I spent last weekend visiting my sister at her new house (from which the above photo was taken). It's a lovely place – near Mum & Dad's yet in the middle of the countryside. The garden is beautiful, if a little wild, and the house itself is impressive, although it does need a little work. My sister and her husband invited family and friends to join them on their first Saturday in the property. It was a wonderful afternoon: just relaxed conversation and catching up with the people I know up there. These days I really appreciate the value of a relaxed afternoon eating food with decent folk.
A good weekend was made even better on Sunday morning by a decent 8-mile run. I'm not quite in the condition I'd like to be for the Morecambe Cross-Bay half marathon next month, but it should be good enough.
I took a lot of photos of the new house but I like the ones below, which look like stills from a creepy rural movie.
My new post on literaturenetwork.org is now live: Big Game Hunting in the Bookshop. It's about the disappearing world of the secondhand bookshop and is unashamedly nostalgic. Writing it has put me in the mood for spending a weekend exploring Brighton's secondhand bookshops. Anyone up for an expedition next weekend?
"I love buying things on-line. No matter how strange or obscure the item I want, there always seems to be someone selling it. The most interesting thing I’ve bought recently is a mid-nineties guide to British second hand book shops. This book, by the mysterious Driffield, is long out of date: most of the shops listed that I remember from 15 years back are no more. The guide would likely be little use in navigating present-day second hand bookshops (although I sometimes day-dream about trying)."
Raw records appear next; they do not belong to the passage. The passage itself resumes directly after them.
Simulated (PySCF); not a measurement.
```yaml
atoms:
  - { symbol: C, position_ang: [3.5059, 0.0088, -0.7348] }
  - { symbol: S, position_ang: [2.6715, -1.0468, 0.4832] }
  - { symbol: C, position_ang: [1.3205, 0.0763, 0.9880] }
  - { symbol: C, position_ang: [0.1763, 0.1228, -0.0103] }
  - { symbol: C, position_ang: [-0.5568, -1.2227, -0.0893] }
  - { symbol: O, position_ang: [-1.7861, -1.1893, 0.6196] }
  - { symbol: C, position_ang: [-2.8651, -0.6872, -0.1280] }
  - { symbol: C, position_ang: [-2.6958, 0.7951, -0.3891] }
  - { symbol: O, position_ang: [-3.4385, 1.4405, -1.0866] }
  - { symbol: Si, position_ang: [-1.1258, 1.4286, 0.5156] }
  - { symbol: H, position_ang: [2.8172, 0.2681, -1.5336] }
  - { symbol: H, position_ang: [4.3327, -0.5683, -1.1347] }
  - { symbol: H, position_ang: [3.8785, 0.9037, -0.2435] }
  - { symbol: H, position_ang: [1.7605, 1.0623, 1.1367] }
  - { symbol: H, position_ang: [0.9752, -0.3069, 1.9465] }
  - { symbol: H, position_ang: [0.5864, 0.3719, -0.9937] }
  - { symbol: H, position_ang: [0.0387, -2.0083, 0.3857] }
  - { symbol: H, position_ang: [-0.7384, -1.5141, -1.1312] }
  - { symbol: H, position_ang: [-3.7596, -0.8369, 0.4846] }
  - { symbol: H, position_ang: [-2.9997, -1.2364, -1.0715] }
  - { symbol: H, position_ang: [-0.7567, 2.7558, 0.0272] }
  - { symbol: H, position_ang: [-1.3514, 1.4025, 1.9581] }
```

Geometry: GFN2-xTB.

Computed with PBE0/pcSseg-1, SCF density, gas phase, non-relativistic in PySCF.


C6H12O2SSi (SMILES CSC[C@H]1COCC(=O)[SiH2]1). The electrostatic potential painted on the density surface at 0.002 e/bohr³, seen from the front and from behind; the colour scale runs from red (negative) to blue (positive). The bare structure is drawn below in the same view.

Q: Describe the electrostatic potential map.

I'm a bad person: I meant to post a month or so back about the new issue of Penumbra magazine, which includes a story of mine called 'Easter Rains'. Here's the opening:
"Ghost songs. They’d been drinking beer, kind of bored, when someone mentioned this radio station out in the woods that broadcast to no-one. Some guy had a radio transmitter and broadcast his favourite songs, not caring if anyone listened or not. A passing car might pick it up, if anyone actually drove out that way.
So they’d gone into the country, turning the dial until they found a station that was playing the Sid Vicious version of My Way. They pulled over and sat on the bonnet drinking beer. Song followed song with no adverts or idents, mostly cheesy rock, each record becoming something more in the moment. And he often thought he’d never have felt like he did now if making music meant as much to him as transmitting it had to that man."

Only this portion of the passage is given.